Confidence Interval For Population Variance Calculator

Confidence Interval For Population Variance Calculator

Use below Confidence interval for population variance calculator to calculate degees of freedom,chi-square critical values, confidence limits.

Calculator

Confidence Interval for Variance Calculator
Sample Size ($n$)
Sample Standard Deviation ($s$)
Confidence Level ($1-\alpha$)
Confidence Interval for Variance Results
Degrees of Freedom : (df)
Chi-square critical value 1:
Chi-square critical value 2:
Lower Confidence Limits:
Upper Confidence Limits:

How to use Confidence Interval for Variance Calculator?

Step 1 - Enter the Sample Size (n)

Step 2 - Enter the Sample Standard Deviation (s)

Step 3 - Select Confidence level (90%,95%,98% or 99%)

Step 4 - Click on "Calculate" button to calculate Confidence Interval for variance

Step 5 - Calculate Degrees of Freedom (df)

Step 6 - Calculate Chi-Square critical value 1

Step 7 - Calculate Chi-Square critical value 2

Step 8 - Calculate lower confidence limits

Step 9 - Calculate upper confidence limits

Confidence Interval for Variance Theory

Let $X_1, X_2, \cdots , X_n$ be a random sample of size $n$ from $N(\mu, \sigma^2)$.

Let $\overline{X}=\frac{1}{n} \sum X_i$ be the sample mean and $s^2=\dfrac{1}{n-1}\bigg(\sum_{i=1}^nx_i^2-\dfrac{\big(\sum x_i\big)^2}{n}\bigg)$ be the sample variance.
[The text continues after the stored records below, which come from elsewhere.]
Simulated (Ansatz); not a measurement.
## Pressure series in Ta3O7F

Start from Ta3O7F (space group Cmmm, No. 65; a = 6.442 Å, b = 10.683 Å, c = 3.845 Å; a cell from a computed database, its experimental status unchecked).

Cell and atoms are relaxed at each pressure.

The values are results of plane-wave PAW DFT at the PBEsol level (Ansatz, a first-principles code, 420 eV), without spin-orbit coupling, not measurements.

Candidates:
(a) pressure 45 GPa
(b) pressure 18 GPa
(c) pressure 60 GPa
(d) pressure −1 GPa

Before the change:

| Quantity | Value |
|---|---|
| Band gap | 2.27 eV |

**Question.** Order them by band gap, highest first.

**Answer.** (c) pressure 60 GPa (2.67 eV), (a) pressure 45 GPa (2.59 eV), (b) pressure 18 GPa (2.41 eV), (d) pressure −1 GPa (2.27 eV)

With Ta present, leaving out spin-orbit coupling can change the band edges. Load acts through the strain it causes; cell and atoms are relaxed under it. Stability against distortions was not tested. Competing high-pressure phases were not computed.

Let $C=1-\alpha$ be the confidence coefficient. We wish to construct a $100(1-\alpha)$% confidence interval of a population variance $\sigma^2$.

$100(1-\alpha)$% confidence interval estimate of population variance $\sigma^2$ is

$$ \begin{aligned} \bigg(\frac{(n-1)s^2}{\chi^2_{(\alpha/2,n-1)}}, \frac{(n-1)s^2}{\chi^2_{(1-\alpha/2,n-1)}}\bigg) \end{aligned} $$

$100(1-\alpha)$% confidence interval estimate of population standard deviation $\sigma^2$ is

$$ \begin{aligned} \sqrt{\bigg(\frac{(n-1)s^2}{\chi^2_{(\alpha/2,n-1)}}}, \sqrt{\frac{(n-1)s^2}{\chi^2_{(1-\alpha/2,n-1)}}}\bigg) \end{aligned} $$

Assumptions

a. The sample is a simple random sample.

b. The population has a normal distribution.

Step by Step procedure

Step by step procedure to estimate confidence interval for population variance $\sigma^2$ is as follows:

Step 1 Specify the confidence level $(1-\alpha)$

Step 2 Given information

Specify the given information, sample size $n$, sample mean $\overline{X}$ and sample variance $s^2$.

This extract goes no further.